Catalogue of Forgone Objects
Once, while showing the city where I grew up to a friend, I arrived at a familiar street from my childhood and did not find the house I expected to see. There was another building in its place, and the neighboring houses looked different. Across from where the house used to be, the linden tree still grew, and below it a bench where we used to wait for a bus to take us home. I ran my fingers along the concrete base and felt a chip that had always been there.
Ripped from the collective body of memories, this bench made me feel sadness and a vague sense of unease. Why did I remember insignificant details but forget what the street looked like? What part of my life is dissolving into oblivion? What is the hidden value of those things I choose to remember?
On average, a person can remember about five thousand faces, from twenty to a hundred thousand words. According to some studies, the human brain can store up to 3 terabytes of information, but the access to this information is limited. Our memories become more and more distorted with every time we retrieve them.
I took an intuitive approach, photographing objects and places around me that were unrelated to specific memories but evoked the same sense of unease, sadness, and recognition as the images that turned out to be the evidence of the fragmentary and unreliable nature of memory.
The resulting images were compiled into a catalog. By definition, a catalog is a list of information about objects compiled to facilitate the search for these objects. The only thing I could find, based on nonexistent memories, is a self-conception as a subject who perceives these images as containing important information and evoking emotions. Thus, alongside the exploration of longing for lost memories, I explore the possibility of understanding myself with the help of artificially created memories. By moving away from the original facts and events, I move closer to self, shaped by these events.

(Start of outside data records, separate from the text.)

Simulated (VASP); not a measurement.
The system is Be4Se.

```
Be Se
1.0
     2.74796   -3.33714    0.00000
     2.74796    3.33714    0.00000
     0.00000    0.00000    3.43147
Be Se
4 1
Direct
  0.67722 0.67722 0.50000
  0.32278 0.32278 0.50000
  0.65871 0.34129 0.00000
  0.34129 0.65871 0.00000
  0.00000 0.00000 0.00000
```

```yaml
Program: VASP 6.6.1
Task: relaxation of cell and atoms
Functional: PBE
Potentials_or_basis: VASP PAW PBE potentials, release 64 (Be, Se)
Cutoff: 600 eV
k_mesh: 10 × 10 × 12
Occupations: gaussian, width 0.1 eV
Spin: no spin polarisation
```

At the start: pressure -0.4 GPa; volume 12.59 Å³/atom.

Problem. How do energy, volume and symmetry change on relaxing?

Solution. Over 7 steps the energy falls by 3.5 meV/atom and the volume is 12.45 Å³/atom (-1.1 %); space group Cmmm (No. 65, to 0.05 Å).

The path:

This project is my attempt to touch that subconscious part of life stored in my memory that does not belong to me anymore.
Jana Gertz (1986) is a visual artist working with photography. Originally from Riga, Latvia, she is currently based in Tallinn, Estonia. Her practice revolves around exploration of solitude, escapism, and personal space, the liminal states where the personal meets the public, where the intimate intersects with the socially accessible. The effect of memories, both collective and individual, forming one’s personality is another theme of her work.